The simple fact is that we are not part of his family and we do not know enough about him to judge his fitness as a father. While the language in the message was rough at times, you and I will never know how to truly measure that threat. We don't know his bite from his bark. We don't know what the war is like between him and Ms. Basinger. I listen to that tape (thank you Today Show--that's what I get for falling asleep with the TV on) and I hear a man locked in a dynamic, unable to control his daughter's behavior, and fuming from every hole in his head.
Does that mean he's controlling? Maybe. Does that mean he's angry? Yeah, sure. Passionate? Maybe that, too.
Does Mr. Baldwin have a history of violence that makes me fear for his daughter's life? Well, as far as I'm aware of, no. That is what the hearing is for.

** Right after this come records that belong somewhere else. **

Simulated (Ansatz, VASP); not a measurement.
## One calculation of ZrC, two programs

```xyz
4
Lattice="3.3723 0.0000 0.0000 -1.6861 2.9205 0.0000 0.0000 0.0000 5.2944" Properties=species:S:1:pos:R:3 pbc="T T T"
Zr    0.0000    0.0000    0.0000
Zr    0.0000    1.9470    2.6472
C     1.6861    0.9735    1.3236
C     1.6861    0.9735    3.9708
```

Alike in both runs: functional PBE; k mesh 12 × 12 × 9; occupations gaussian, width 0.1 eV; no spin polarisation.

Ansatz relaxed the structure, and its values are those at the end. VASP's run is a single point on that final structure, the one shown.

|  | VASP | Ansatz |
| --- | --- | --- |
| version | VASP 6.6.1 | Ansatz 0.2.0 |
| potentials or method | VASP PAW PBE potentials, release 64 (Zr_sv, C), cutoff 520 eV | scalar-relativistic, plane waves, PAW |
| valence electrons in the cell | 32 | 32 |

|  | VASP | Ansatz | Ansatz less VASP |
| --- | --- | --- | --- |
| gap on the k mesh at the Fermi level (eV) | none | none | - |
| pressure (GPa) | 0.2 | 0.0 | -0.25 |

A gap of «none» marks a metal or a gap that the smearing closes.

Bottom line? We don't know enough to judge. All we know is that one side went public. And I'm sad that the media have once again been glad participants in broadcasting tapes and accusations for someone else's tactical gain--gains that may benefit the participants, but will not benefit the public good.
Personally, I think about the scraps of my conversations, if set apart, that would paint horrifying pictures of the state of my relationships. Now, think of your marriage. Think of your parents. Who is the loved one that drives you craziest? How well do you think you'd fair if transcripts of your phone calls and emails got broadcast all over the nation? I'm sure Professor Smart could come along and analyze the text and divine all sorts of true meaning, but human beings are always bigger than any mere text they produce, no matter how slaved over, how close to perfect reflection of their thought and mood at the time.
This is by no means meant to belittle the hurtful power of words. There is nothing like repeated belittling and threatening to beat a child (or an adult) down to nothing. There is nothing redeemable about the use of the word "pig." I would argue however that we don't have enough evidence or understanding to truly judge whether his visitation rights should be suspended. That it's easy to get caught up in the "gotcha" of "oh, this sure sounds bad!" and not take into consideration the very real human elements involved. We don't have enough evidence to know if this a harmful pattern repeated or a prelude to violence.
Let me repeat again: words matter. They can hurt you in deep ways. They can foreshadow actions to come. But not always. Sometimes, a word is more steam than steel. Steam that evaporates quickly and is soon forgotten. It takes understanding to know the difference. Something that we, as outsiders, with so little to go on, lack.
And even if a word said is truly mean-spirited, said with intent to hurt, that is only one moment in a relationship. Not the whole.
I feel for Mr. Baldwin, because for the sake of his relationship, and for the sake of damage control, he will not be able to explain himself. At least not now while its fresh in our minds. The slur will stay with us, the proverbial bell that can't be unrung.
For his family's sake, I hope this story goes away fast. And I also hope his daughter can later forgive all those involved in making her family pain some very public news copy.